There are two milestones, valued at 40% of Performance Options still outstanding, which are focused on the commercialization of COVAXIN. The deadline for achievement of these milestones is the end of 2022. These milestones will be described further in our proxy statement for our 2023 annual stockholder meeting, by which time the corresponding Performance Options will have been either earned or forfeited. For details on the specific number of Performance Options granted to our NEOs during 2021, please see the table below entitled "Grant of Plan-Based Awards."
In January 2022, the Compensation Committee approved a new LTI mix for our NEOs, consisting of 25% time-based RSUs and 75% time-based stock options. The Compensation Committee determined this equity mix would further diversify the equity-based portion of the executives' compensation, support retention, and align with the LTI practices of our peer group. The 2022 RSUs and stock options are eligible to vest in equal installments over three years.

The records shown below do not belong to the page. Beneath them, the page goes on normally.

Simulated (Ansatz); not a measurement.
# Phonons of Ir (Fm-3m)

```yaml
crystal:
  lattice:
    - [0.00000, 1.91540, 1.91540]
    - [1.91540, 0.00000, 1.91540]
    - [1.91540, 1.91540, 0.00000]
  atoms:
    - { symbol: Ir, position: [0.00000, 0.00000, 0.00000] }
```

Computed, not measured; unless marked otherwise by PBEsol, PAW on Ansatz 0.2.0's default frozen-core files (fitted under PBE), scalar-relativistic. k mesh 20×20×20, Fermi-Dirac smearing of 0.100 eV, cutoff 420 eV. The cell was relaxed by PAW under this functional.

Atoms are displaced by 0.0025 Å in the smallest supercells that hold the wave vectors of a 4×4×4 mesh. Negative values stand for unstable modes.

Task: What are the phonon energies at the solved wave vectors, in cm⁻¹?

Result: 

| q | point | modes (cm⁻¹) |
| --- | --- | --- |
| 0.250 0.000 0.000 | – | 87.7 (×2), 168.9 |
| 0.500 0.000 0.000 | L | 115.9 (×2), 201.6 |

Additional Policies and Benefits
Restrictions on Hedging or Pledging. In March 2021, we adopted a revised insider trading policy that applies to all of our employees, including our NEOs and the Board. The policy, among other things, prohibits trading in call or put options involving our securities and other derivative securities, engaging in short sales of our securities, holding our securities in a margin account or pledging our securities to secure margin or other loans, and all forms of hedging or monetization transactions, such as zero-cost collars and forward sale contracts.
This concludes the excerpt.